DUBAI // Style and elegance were the order of the day for the thousands of spectators who defied a barrage of rain to witness the Dubai World Cup at Meydan on Saturday.

Upwards of 60,000 people gathered and millions more watched on television the world’s richest race day, when Arrogate underline its status as the world’s highest-rated horse by scooping the US$10 million (Dh36.7m) Dubai World Cup with ease.

The colt came from the back of the field to run down Gun Runner and Neolithic for the United States to take first, second and third places in the main race.

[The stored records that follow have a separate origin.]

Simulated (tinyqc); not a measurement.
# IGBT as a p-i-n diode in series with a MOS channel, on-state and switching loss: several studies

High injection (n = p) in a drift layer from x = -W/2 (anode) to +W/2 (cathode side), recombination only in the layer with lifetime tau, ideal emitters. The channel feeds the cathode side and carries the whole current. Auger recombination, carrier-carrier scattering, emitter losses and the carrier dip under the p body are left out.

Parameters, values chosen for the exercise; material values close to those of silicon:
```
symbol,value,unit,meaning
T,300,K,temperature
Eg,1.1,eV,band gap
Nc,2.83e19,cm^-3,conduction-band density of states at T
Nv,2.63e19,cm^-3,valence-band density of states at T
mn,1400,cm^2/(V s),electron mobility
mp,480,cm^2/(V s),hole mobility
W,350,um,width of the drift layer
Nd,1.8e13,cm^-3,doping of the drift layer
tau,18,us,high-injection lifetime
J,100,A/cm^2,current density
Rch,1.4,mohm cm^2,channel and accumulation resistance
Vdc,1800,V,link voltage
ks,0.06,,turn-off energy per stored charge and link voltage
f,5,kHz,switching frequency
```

Before that, Sheikh Hamdan bin Mohammed, Dubai Crown Prince, opened the 2017 Dubai World Cup and people swept into the venue to enjoy the racing as well as fashion competitions and many other entertainment activities, including an after-race concert by Australian pop star Sia.

The mile-long grandstand was overflowing with fans who remained in high spirits despite the weather.

Both men and women took the opportunity to show off their style, flair and elegance in the field of couture.

Nader Tearab was named the Best Dressed Man at the Meydan Style Stakes – his second win at the Dubai World Cup.

Best Dressed Woman Carol Merhij, a Lebanese resident of Dubai, was wearing a cool black-and-blue dress.

“We came a bit earlier this time due to the wet weather,” she said.

“I love horse races and this is why I am always keen to come and enjoy the races and entertainment that’s held alongside. Plus, I get to wear my best outfits.”

Abdul Rahman Ali, from Sudan, was more interested in the racing.

“I am very passionate about horse riders and the sport itself,” he said.

“I searched on the internet about the riders taking part and took notes.”

Yousef Salim was sitting on the ground surrounded by racing guides. Wearing a kandura, Mr Salim said he enjoys horses as they are part of Arab culture.

“The Dubai World Cup gives me a great opportunity to enjoy my favourite sports,” said the Jordanian who was raised in Dubai. “As an Arab man, horsemanship means a lot to me. Horse riding is a sport deeply rooted in our Arab culture.

“Horses are synonymous with the Arabian way of life and having horse races reflects the culture and heritage of the UAE and the greater Arab region. Horses symbolise strength, determination and resilience – exactly the qualities that are much needed at our present time.”

Linda Hatchett, 26, recently moved to Dubai and felt she had to attend the event. “I heard about this event from many people, so I came with a group of my friends to enjoy the race and Sia’s concert,” said the Australian, who was resplendent in a red dress.

Many in the crowd had arrived early after an alert issued by the Roads and Transport Authority on the eve of the event in light of the poor weather conditions.

The authority had arranged for 4,000 taxis to be on hand to transport the race fans, and 6,400 parking spaces were made available as well, with 100 shuttle buses to take them from the car park to the race venue.

Dubai Police officers and RTA officials were also deployed to manage the traffic over the course of the day.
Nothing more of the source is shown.